Listor / Teknisk fysik / Operating System Concepts
Operating System Concepts
- Processes and Threads
- System calls and Process scheduling
- Inter-process communication
- File system
- Virtual machines
1. Processes and Threads
Purpose of a OS
The purpose of the operating system is to provide an environment
in which a user can execute programs in a convenient
(abstraction between user software and hardware) and efficient
(resource management between users and programs) manner.
Different OS types
- Embedded - Does not load and execute applications. This means that the system is only able to run a single application.
- Distributed - Distributed computations are carried out on more than one machine. When computers in a group work in cooperation.
- Network - To allow shared file and printer access among multiple computers in a network, to enable the sharing of data, users, groups, security, applications etc.
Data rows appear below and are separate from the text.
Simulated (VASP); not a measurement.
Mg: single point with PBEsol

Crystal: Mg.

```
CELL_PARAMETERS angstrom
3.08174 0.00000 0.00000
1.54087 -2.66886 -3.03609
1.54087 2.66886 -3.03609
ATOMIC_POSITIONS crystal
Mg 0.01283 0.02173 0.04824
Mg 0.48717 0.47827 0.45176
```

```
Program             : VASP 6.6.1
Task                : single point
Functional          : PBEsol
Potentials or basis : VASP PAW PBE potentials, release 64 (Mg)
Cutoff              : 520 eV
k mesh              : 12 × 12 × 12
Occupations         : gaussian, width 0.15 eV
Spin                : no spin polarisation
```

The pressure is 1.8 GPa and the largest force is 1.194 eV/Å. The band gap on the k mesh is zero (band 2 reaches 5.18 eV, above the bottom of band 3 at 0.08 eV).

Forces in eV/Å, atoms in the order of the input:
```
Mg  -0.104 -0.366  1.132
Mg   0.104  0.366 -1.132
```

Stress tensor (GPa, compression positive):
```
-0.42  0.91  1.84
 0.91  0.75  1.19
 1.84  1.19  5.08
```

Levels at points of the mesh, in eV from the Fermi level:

- Workstation - Workstation operating system is primarily designed to run applications. (e.g. Windows 7)
In order to ensure the proper execution of an operating system,
a distinction should be made between the execution of operating-system code and user-defined code.
We need two separate modes of operation: user mode and kernel mode.
Kernel mode can execute all machine instructions and reference all memory locations while user mode can't.
Process descriptor (PCB)
The process descriptor (PCB) serves as the repository for any information that may vary from process to process including register values,
logical state, type & location of resources it holds, allocated I/O-devices, list of open files.
- the object program to be executed (called the program text);
- the data on which the program will execute;
- resources required by the program;
- the process status.
- New: the process is being created
- Running: instructions are being executed
- Ready: the process is waiting for the CPU (and is prepared to run at any time)
- Blocked: the process is waiting for some event to occur (and cannot run until it does)
- Exit: the process has finished execution
Process vs thread
Threads are used for small tasks, whereas processes are used for more 'heavyweight' tasks
– basically the execution of applications.
Another difference between a thread and a process is that threads within the same process share the same address space,
whereas different processes do not.
User level threads
- More configurable (any schedueling algorithm)
- Doesnt need hardware support (can run on a variaty of OS’es)
- Much faster (doesnt need to switch between user and kernel space)
- The I/O must be non-blocking (extra checking to deal with cases that normally would block)
- Cannot use multiple CPU’s (the OS cant dispatch threads to different processors, so a thread blocks the entire process)
2. System calls and Process scheduling
System call procedure
- A program in the user-space make a function call to (for example) the C library.
- This will set up a system call with the function parameters
- which traps to the kernel to serve the request.
- Once the kernel gets control, the user state gets saved.
- The kernel does security and sanity checks and then attempts to fulfill the request.
- Then the user state is restored, the counter of the calling program is placed on the stack or in a program counter register and the control gets back to the user space.
- The C library routine reads the stack/register that the kernel just wrote, and returns it to the user space program.
Types of schedulers
- LTS executes rarely (in CPU terms) to make the decision as to whether to take new jobs and which ones to take.
- The MTS is executed from time to time to make a swapping decision.
- The short-term scheduling, also known as the CPU scheduling or dispatcher,
executes very frequently to make the decision as to which process to run next on the CPU.
- CPU utilization
- Turnaround time - amount of time to execute each process
- Waiting time - time in the ready queue
- Response time - time between request and the first response produced
The times should also be predictable, processes shall not starve and priority and deadlines should be respected.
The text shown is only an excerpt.